Sunday, October 12, 2008

Thank.you.

Life is like a FLASH. you blink. and.its.gone.

sooooo, Thanksgiving. WE decided to do the whole thanksgiving dinner on Sunday because...well, because we wanted to. it was FANTASTIC. seriously. my mom and Becka worked their little (seriously, little) butt's off for days coming up to this. and it was flawless. we had Sarah and Fran and Joe over, and just about everyone else in the fam, except of course Jared and Liam and their cute little family who is chipping way in Sask still...MISS YOU GUYS!


get this:


my car is broken and in the shop right? sooo.. I'm at church because Nat gave me a ride there, but she needed to leave early for her thanksgiving shindig, but in case you cant notice lately...I needed to be at church for more than that one hour...I'm trying to work my way out of a little hole I have dug myself here. ANYWAYS. I needed a ride home. as a glanced over the congregation I thought um....I don't really know anyone well enough here to ask them to drive me home...except....siiiiiigh. hey...Mr.C....can I ask you a favor?

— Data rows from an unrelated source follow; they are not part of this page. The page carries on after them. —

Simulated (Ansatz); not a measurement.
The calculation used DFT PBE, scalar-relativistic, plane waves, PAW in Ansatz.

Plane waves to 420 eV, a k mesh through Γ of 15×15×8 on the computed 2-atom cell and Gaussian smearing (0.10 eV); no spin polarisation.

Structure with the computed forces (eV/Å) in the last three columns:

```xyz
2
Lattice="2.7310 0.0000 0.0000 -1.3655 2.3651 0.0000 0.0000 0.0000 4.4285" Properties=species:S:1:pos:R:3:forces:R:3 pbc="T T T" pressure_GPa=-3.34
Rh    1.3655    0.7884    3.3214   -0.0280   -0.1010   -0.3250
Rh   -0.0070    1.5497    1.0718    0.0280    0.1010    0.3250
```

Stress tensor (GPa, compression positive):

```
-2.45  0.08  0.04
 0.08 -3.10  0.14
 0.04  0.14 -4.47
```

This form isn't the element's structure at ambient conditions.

yup yup, so I call my mom, and she practically begs me to ask him to stay for dinner, and like, sure, whatever...its just dinner. and MR.C. and my family get on tremendously. so I ask him and I got a distraught look and a ...umm well, maybe that's not a great idea. I say okay, and he walks me to my door and then leaves...well...

doesn't leave.

he runs back in about 2 minutes later and starts hanging out with my little brother and sister...weird. I guess he changed his mind, but nobody cared, everyone enjoys C's aura around our house. he really is a good guy. we had a good little chat, but nothing else happened. we just thoroughly enjoyed each others company..maybe a little too much? who cares at this point.

so we all ate, and then sat and said what were grateful for. started with dad, and then went oldest to youngest of the siblings and their families. when it got to me I got a little misty eyed, I'm not going to lie.

I said something along the lines of: I havent been home for thanksgiving in a few years...and I guess I'm just grateful that when I finally came home, all broken and beat down...I knew my family still cared. I'm so grateful that they didn't give up on me, and always supported me even when I was hating them and avoiding home and making stupid decisions....they were always there, and yet, giving me space to make mistakes. I talked about how I was grateful that my body could (kind of) run...so that I could start having real, good conversations with my dad, for the first time probably ever really...Ive come a long way since last thanksgiving. and I do have a lot to be thankful for.
later Sunday night I talked to Mr.sexy. on the phone...(we've been talking just about every night since he went to the rigs) its weird, we've gotten SO close. could I be getting attached? me? ICE COLD RACHEL CRAIG? no way....NO...umm...maybe not?


late late Sunday night I got a call from .X. yeah...the one and same who just blew me off. he wanted to see me before he left to go home...the last time he will see me before I leave for S.A...probably the last time ever. I agreed, feeling like my head could explode any minute... it was short. less than 5 minutes...I guess that was it. there wasn't a lot to say...eyes, motions and feelings told everything. he doesn't miss me. and its over. come on now Rach...get it through your head! but that's all I'm saying about it for now. I'm so out of fight its hilarious.


I'll close this one up with some fabulous pictures that we took on Saturday night at Natalie Clark's house! we got our fun fabulous Secretary Jordan out to play and take some HAWT pictures. it was very very fun.
















2 comments:

Teddy, Scott, & baby Jane said...

Girlfriend you are GORGEOUS. You better dress down a bit when you go to S.A. or you're in trouble!!

Ashley Smith said...

So I think your pictures look like something from a magazine add and you should send them in, or make your own and give it to me because I think I should have pictures before you leave.